Oh, and you changed the length of the method name, but didn't change the
indentation of some of the continuation lines.
(Picky, picky, picky, ;=)
...jim
On 4/18/11 12:05 PM, Denis Lila wrote:
Hi Jim.
Hm. It turns out that if the parallel versions of the control
lines are extended to infinity, their intersections form a
rhombus whose centre is the second control point (i.e. of the
centre curve). The control points we're trying to compute are
two vertices of the rhombus that lie on the same diagonal. An
equation for this diagonal would be c2 + t*( (c3-c2)/||c3-c2|| +
(c1-c2)/||c1-c2|| )
where c1, c2, c3 are the control points of the centre curve.

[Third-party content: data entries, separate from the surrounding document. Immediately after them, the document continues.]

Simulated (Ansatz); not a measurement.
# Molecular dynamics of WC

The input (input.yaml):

To compute the points we want we would need to know their distance
from c2.
This is pretty easy to do, but it involves a few too many sqrt
calls.
Well, thanks for getting me thinking about this. This line of
thinking seems promising.
I'll try to code it up.
This wasn't fruitless, however. It made me realize that
if we have the second control point for the left path
we can compute the second control point for the right
path with just two subtractions and 2 multiplications:
http://icedtea.classpath.org/~dlila/webrevs/7036754/webrev/
Is that good to go?
PS: I made some other changes: one style fixup (a "{" was not
following our convention), removing "Math." from certain
calls using "include static", and fixing comments that didn't
make sense.
Thank you,
Denis.
----- Original Message -----
For parallel quads, is there a relationship between any of the
following
points that could be exploited?
original control point
left_curve and right_curve control points
center point on the original (and rt and lt) curve
perpendicular of center point on the curve(s)
center of line between endpoints
Regards,
Denis.
----- Original Message -----
Here's an odd thought.
I'm just basing this on a "gut feel" of how quad curves behave, not
on
any mathematical intuition, though. It also makes sense given that
you
are computing the intersection of parallel versions of the lines.
I'm
guessing that the intersections of all parallel lines equidistant
from
the original pair form a line themselves and that line might be
related
to other points we have access to.
But, it might be some food for thought on how to make parallel quads
go
a lot faster...
...jim
On 4/15/2011 2:20 PM, Jim Graham wrote:
Hi Denis,
The strategy I took to work around this was to simply check for a
zero
denominator in the Miter method and return the average of the
endpoints
instead of the intersection points. That makes a straight line via
a
quad that has colinear points, but it greatly simplifies the
impact
of
the fix.
To be safe (performance-wise), I made a separate copy of the
method
called "safecomputeMiter()" and put the test only in that copy
(which is
only used from the quad function) until I have time to do some
more
exhaustive performance tests. To be honest, though, I don't
imagine
that
single test could affect performance (given that "den" is already
computed as the difference of two values, the subtract operation
already
sets condition codes so it is simply a matter of how fast the
processor
can take the branch or not, and this is likely a case where branch
prediction would pay off a lot...)
...jim
On 4/15/2011 10:38 AM, Denis Lila wrote:
Hi.
Jim Graham pointed out this bug to me.
A fix is here:
http://icedtea.classpath.org/~dlila/webrevs/7036754/webrev/
It just checks for inf/nan and just emits a line joining
the endpoints in that case.
The stroking is no longer symmetric with respect to right
and left polynomial degrees. This is a bit more general.
I have a question:
The "curve is a straight line" check I use is this:
737 float dotsq = (dx1 * dx3 + dy1 * dy3);
738 dotsq = dotsq * dotsq;
739 float l1sq = dx1 * dx1 + dy1 * dy1, l3sq = dx3 * dx3 + dy3 *
dy3;
740 if (Helpers.within(dotsq, l1sq * l3sq, 4 * Math.ulp(dotsq)))
{
However, this isn't making much sense mathematically
right now. I would like to avoid redoing the math
so if someone can quickly confirm/deny that it works
that would be nice.
Thank you,
Denis.